Skew aberration is an intrinsic rotation of polarization states due to the geometric transformation of local coordinates via
parallel transport of vectors. Skew aberration is a component of polarization aberration but is independent of the
incident polarization state or the coatings applied to the optical interface. Skew aberration occurs even for rays
propagating through ideal, aberration-free, and non-polarizing optical systems.
Skew aberration is typically a small effect in optical systems but it should be of concern in microlithography optics and
other polarization sensitive systems with high numerical aperture and large field of view. The variation of skew
aberration across the exit pupil causes undesired polarization components in the exit pupil. Typically cross polarized
satellites form around the point spread function (PSF). The PSF and optical transfer function (OTF) are different from
ideal PSF or OTF and thus the image quality can be degraded.

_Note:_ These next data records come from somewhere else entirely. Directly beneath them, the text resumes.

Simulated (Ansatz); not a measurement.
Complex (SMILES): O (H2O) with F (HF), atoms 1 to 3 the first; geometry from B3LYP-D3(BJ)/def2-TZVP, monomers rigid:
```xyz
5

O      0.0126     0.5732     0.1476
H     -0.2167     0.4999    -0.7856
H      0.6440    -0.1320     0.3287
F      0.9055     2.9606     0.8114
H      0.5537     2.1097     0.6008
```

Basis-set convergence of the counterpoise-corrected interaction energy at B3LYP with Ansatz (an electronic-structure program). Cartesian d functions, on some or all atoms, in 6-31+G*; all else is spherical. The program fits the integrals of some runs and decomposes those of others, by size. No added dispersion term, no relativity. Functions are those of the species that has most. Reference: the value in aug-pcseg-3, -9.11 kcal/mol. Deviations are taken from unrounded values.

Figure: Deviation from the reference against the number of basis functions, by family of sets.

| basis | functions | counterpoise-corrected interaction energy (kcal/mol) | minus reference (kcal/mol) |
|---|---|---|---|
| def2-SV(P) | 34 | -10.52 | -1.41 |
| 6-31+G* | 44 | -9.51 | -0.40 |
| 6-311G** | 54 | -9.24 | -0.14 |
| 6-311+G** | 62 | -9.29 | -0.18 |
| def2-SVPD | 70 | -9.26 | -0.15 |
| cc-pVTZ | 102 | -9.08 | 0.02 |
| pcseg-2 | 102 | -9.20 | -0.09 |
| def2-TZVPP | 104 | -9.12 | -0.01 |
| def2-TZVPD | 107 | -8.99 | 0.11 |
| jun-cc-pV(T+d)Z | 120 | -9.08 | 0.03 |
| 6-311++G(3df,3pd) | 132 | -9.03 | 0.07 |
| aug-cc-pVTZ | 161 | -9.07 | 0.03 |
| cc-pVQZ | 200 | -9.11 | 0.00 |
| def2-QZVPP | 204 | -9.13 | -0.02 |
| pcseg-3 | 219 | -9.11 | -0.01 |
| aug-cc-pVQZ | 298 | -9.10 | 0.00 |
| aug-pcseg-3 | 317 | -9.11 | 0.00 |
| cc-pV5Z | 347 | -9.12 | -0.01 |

In the presence of polarization aberration, the scalar PSF and OTF can be generalized to a two-by-two point spread
matrix (PSM) or optical transfer matrix (OTM) in Jones matrix notation. We demonstrate analysis of skew aberration
effects separate from other polarization aberrations by using a two-by-two PSM and OTM of the U.S. patent 2,896,506.
We demonstrate a relationship between skew aberration, Lagrange invariant and the sum of the individual surface
powers of the system, using paraxial optics.